Parker's criminal history includes a 2011 conviction for third-degree assault. On July 9, 2011, at nearly 3 a.m., he was standing outside 10 S. 5th St. in downtown Minneapolis when he tripped a man who had just had his cellphone stolen, then jumped on the man and punched him in the face, breaking bones near the man's eyes.
He was also convicted in 2012 on a charge of crime against transit operation when he boarded a bus without paying. When the bus driver confronted him, Parker punched him, breaking the driver's eyeglasses, and got off the bus. He then pulled out a gun and shot once, hitting the bus.
Past sentences
Parker did time — 36 days and 180 days — for those 2011 and 2012 convictions, respectively. The sentences are fairly typical of what any defendant would see for such crimes, Hennepin County Attorney Mike Freeman said Monday.
The most recent string of charges, starting with the September assault on two police officers, would have landed him in prison, Freeman said. "My guess is he would have gotten some real time," he said.

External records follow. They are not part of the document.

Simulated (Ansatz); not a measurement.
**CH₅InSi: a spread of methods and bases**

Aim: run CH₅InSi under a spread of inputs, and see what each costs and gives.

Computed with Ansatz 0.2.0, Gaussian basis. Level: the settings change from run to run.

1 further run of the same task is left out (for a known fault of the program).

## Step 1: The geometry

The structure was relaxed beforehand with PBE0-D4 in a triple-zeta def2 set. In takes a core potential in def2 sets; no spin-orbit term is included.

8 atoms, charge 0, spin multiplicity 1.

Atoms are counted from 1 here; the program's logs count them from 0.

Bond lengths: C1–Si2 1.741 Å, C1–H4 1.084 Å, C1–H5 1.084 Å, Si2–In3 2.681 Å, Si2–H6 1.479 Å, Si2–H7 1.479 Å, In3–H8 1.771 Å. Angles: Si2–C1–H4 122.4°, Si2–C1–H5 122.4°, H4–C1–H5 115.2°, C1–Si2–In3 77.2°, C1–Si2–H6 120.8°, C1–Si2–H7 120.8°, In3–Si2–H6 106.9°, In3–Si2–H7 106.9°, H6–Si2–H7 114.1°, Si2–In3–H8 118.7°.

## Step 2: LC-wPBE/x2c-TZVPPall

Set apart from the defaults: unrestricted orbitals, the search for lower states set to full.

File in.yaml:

On Monday, at Parker's listed address, a house not far from where the shooting occurred, a woman who identified herself as his mother declined to comment.
At Sonnenberg's home, his two grown daughters continued to clean it out. They said their mother will never return to it.
Rachel Baufield and Raina Baldwin said it doesn't matter whether Parker was high, drunk, mentally ill or even being pursued when he allegedly killed their father.
"If he was, I don't care," Baldwin said. "It should not affect judgment on him. Even if he was crazy, if you're that crazy, you are responsible for getting help before you do anything, even assault."
Baufield said her mother saw Parker being chased when he arrived at their house. "My dad wouldn't have let him in the house otherwise," she said.
The sisters said their father probably lost control of the gun in his holster when he turned his back to call 911 for Parker.
"If my dad thought something was fishy, he wouldn't have turned his back at all," Baldwin said. "Living in this neighborhood, he is very vigilant all the time."
Baufield said she's concerned, given that her father was killed by his own gun, that his death could be politicized.
"We would be very angry if this got used for the gun control lobby," she said. "If my dad didn't let down his guard, this would not have happened. He totally thought he was doing him a favor."
Baufield said their mother is "holding on."
"She's putting up a brave front," Baldwin said. "She's not letting it sink in yet because she knows that when she does it's … it's a bomb that's ticking."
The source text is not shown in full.